Given that the goal of the Pi is educational in nature, think of it as an experimental platform with many names and potential uses, only one of which is "Baby's First Media Center/Centre" that kids of all ages can use to learn how network-distributed digital video and audio work.
Beyond the previously-mentioned limitations, the biggest problem with digital media streaming is network contention, both internal to your location if you have multiple people each trying to stream GBs worth of content at the same time, and upstream on your neighborhood's and intermediate wide-area networks. Network performance can vary widely depending on the time of day, and problems ascribed to streaming services (beyond lack of support/compatibility) can actually be caused by the network. Even the Pi can outpace network capacity without really trying hard in many places, especially if you're not located in proximity to wide-area network capacity (fiber optic trunks).

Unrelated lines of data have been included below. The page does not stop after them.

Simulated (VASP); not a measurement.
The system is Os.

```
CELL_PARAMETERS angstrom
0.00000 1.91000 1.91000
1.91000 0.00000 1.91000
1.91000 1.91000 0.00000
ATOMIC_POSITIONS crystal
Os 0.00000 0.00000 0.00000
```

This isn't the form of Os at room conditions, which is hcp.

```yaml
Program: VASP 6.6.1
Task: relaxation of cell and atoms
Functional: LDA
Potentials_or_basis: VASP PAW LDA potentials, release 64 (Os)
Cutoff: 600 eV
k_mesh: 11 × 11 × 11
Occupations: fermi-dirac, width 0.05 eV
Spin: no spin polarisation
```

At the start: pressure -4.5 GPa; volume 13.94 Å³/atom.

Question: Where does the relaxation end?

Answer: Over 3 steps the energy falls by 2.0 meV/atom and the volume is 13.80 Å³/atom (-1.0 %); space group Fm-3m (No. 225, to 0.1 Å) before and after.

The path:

If you really understood how the technology works, you'd be amazed that any of it ever works at all, let alone as well as it does. Murphy (of his renowned Law) hasn't retired, but we seem to gradually be making progress faster than he can muck around with our stuff. Even 10 years ago, no one was predicting a $35 credit-card size, open-source, user-programmable computer capable of 24 billion floating-point operations per second and 1080p digital video output, that consumed at most a few watts of power, and now there are nearly a million of them in the wild. That it allows me to play all of my music (via Aqualung) and stream 1080p video from local storage (via VLC), in addition to developing 3-D STEM educational software, is nothing short of astonishing compared with my early computing experience just a couple of decades ago.
I have to laugh when I hear people complaining about their cell phone dropping a call, an aircraft arriving a few hours late, or not being able to stream any movie they want, whenever they want, with no glitches. They have no idea how good life is for them compared to that of people in many other places, and that they're able to routinely do things that not even the richest people in the world could do less than 30 years ago, for a pittance.
The best things in life aren't things ... but, a Pi comes pretty darned close!
"Education is not the filling of a pail, but the lighting of a fire." -- W.B. Yeats
In theory, theory & practice are the same - in practice, they aren't!!!